Briefly stated, the facts of the case are as under:-
2.1 The assessee, a company engaged in the business of development and export of computer software, filed its return of income for Assessment Year 2009-10 on 20.09.2009 declaring total income of Rs.45,54,134/- after, inter alia, claiming deduction u/s. 10A of the Income Tax Act, 1961 (in short ‘the Act’) to the tune of Rs.18,11,36,634/-. The case was taken up for scrutiny and the assessment was completed u/s. 143(3) of the Act vide order dated 27.12.2012 wherein the assessee’s income was determined at Rs.1,05,87,919/- in view of, inter alia, the Assessing Officer (‘AO’) disallowing the assessee’s excess claim for deduction u/s. 10A of the Act to the extent of Rs.60,33,785/-. On appeal, the CIT(A)-6, Bangalore partly allowed the assessee’s appeal vide order dated 1.6.2016. In doing so, the ld. CIT(A) allowed the assessee’s claim for deduction u/s. 10A of the Act following the decision of the Hon’ble Karnataka High Court in the case of CIT v Tata Elxsi Ltd. (349 ITR 98) (Kar).
3.1 Aggrieved by the order of the CIT(A)-12, Bangalore dated 1.6.2016 for Assessment Year 2009-10, Revenue has filed this appeal, raising the following grounds:-
“1. The order of the Commissioner of Income Tax(Appeals) - 5, Bangalore, is opposed to the law and not on the facts and circumstances of the case.
2. On the facts and in the circumstances of the case, the CIT(A) erred in law in directing the Assessing Officer to reduce the expenditure incurred in travel, telecommunication etc, both from the Export Turnover as well as the Total Turnover for the purpose of computation of deduction u/s.10A of the IT Act without appreciating the fact that the statue allows exclusion of such expenditure only from the Export turnover by way of specific definition of Export Turnover as envisaged by sub-clause(4) of explanation 2 below subsection 8 of section 10A. On the other hand, there is no specific provision in section 10A warranting exclusion of above expenses from total turnover also.
For these and other grounds that may be urged upon, the order of the GIT(A) may be reversed and that assessment order be restored. 4. The appellant craves leave to add, alter, amend or delete any other grounds on or before hearing of the appeal.”
The ld. DR was heard in support of the grounds raised.

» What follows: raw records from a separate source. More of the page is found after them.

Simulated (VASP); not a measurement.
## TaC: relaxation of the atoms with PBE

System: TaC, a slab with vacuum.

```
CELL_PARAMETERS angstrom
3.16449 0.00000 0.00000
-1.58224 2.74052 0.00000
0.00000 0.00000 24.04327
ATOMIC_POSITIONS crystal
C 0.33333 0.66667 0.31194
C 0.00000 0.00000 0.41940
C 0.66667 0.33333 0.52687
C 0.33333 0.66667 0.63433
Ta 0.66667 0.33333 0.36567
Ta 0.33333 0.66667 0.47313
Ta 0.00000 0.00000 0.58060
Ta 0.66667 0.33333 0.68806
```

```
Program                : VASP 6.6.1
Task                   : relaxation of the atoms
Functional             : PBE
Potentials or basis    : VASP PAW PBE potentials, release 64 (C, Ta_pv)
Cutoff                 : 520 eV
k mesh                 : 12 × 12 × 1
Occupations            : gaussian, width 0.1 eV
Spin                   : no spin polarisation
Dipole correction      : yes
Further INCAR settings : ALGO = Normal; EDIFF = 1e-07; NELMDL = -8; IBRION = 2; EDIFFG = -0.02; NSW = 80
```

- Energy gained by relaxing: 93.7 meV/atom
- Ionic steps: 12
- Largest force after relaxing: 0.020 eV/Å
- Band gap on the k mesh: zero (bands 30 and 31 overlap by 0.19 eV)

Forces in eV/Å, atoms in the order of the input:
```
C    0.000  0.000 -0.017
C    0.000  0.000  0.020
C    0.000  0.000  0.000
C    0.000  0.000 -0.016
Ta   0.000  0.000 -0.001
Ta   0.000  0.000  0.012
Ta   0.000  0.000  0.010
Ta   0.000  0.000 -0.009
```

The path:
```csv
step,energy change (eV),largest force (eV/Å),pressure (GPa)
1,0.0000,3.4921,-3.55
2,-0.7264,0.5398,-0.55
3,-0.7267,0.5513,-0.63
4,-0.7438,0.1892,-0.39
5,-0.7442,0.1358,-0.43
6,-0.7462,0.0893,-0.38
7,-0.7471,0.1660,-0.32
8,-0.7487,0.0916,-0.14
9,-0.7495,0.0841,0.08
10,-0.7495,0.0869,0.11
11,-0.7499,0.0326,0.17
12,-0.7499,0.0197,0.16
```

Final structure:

3.2 We have heard the rival contentions and perused and carefully considered the material on record; including the judicial pronouncement cited. As regards the issue of reduction of the items of expenditure incurred in foreign currency such as telecommunication charges, professional and consultation fees, travelling and conveyance expenses etc.; which are attributable to the delivery of software outside India and in rendering of technical services outside India, the jurisdictional High Court of Karnataka in the case of CIT v Tata Elxsi Ltd (349 ITR 98) (Kar) has held that when certain expenses are excluded from the export turnover for the purposes of computing deduction admissible under the Act; like u/s. 10A of the Act, such expenses are also to be excluded from total turnover, as export turnover is a part of total turnover. The decision in the case of Tata Elxsi Ltd (supra) has also been followed by the Hon’ble Court in its order in the case of DCIT v Motor Industries Co. Ltd., (ITA No. 776/2006, 744/2007 and 1155/2006 dated 13.06.2014), holding that if any expenditure is sought to be removed from export turnover, then it should also be reduced from total turnover for the purposes of computing the eligible deduction u/s. 10A of the Act. In this legal and factual matrix of the case, as discussed above, we find no reason to interfere with or deviate from the finding rendered by the ld. CIT(A) on this issue, and therefore uphold the same. Consequently, the grounds S.Nos. 1 to 4 raised by revenue are dismissed.
In the result, Revenue’s appeal for Assessment Year 2009-10 is dismissed.
Order pronounced in the open court on 23rd November, 2017.